John Chamberlain
Developer Diary
 Developer Diary · You Heard It Here First · 4 December 2003
Microsoft's Absurd FAT Patents
As can be seen on the link below Microsoft is proposing to force license FAT, it's persistent storage format. FAT itself cannot be patented because it was made public a year before Microsoft bought it in 1981. Therefore they are claiming the various patents on long-to-short file name systems that can be used on a FAT disk. Links to each of these patents is provided below:

Microsoft's FAT patent and licensing page

Method and system for accessing a file using file names having different file name formats filed 1992, granted 1998
Common name space for long and short filenames filed 1995, granted 1996
Common name space for long and short filenames filed 1996, granted 1998
Method and system for providing a common name space for long and short file names in an operating system filed 1997, granted 2001

This is really absurd. If you read the first three patents, their substance is that you can store long filenames alongside short ones and maintain a link between the two. If the person supplies a long filename you can abbreviate it to a unique string (like "abc-1.exe", "abc-2.exe" etc) in order to create the short file name for the older part of the system. You have to wonder why the patent clerk doesn't consider these ideas to be completely obvious. You don't have to be a computer programmer to see that these ideas are obvious.

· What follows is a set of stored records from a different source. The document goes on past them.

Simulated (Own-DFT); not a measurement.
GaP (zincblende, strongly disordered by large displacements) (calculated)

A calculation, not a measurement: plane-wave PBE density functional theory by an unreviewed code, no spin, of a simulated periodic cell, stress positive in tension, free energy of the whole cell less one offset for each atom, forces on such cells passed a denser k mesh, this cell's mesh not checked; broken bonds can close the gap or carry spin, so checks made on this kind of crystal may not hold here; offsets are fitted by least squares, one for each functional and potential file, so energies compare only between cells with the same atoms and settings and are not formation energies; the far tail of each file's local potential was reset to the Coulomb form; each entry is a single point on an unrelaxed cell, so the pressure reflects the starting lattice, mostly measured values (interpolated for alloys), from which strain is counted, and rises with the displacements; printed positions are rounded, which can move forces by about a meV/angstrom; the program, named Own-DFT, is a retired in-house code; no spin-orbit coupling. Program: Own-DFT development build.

The last patent, granted in 2001, really takes the cake. In this patent Microsoft claims its entire drive access API complete with register flags and interrupts along with more minutia concerning long file names. It's kind of ironic that Microsoft is claiming patents in an area where their whole system has long been seen as being particularly defective. The whole long filename thing is only necessary because of the poor design of the original operating system. I guess now obvious ad hoc hacks to fix it qualify as brilliant innovations deserving of patents.

Supporting long filenames, the obvious and natural thing to do, has been around at least as early as 1977 (BSD Unix) and even if it had not it is hard to see how having a long filename is an innovation. Just because memory limitations discouraged using long file names in the early days of computers does not mean it is not an obvious idea. It is too bad that the patent office's policy of granting weak patents and letting the courts hash it out (at great expense) is having effects like this which hurt everybody.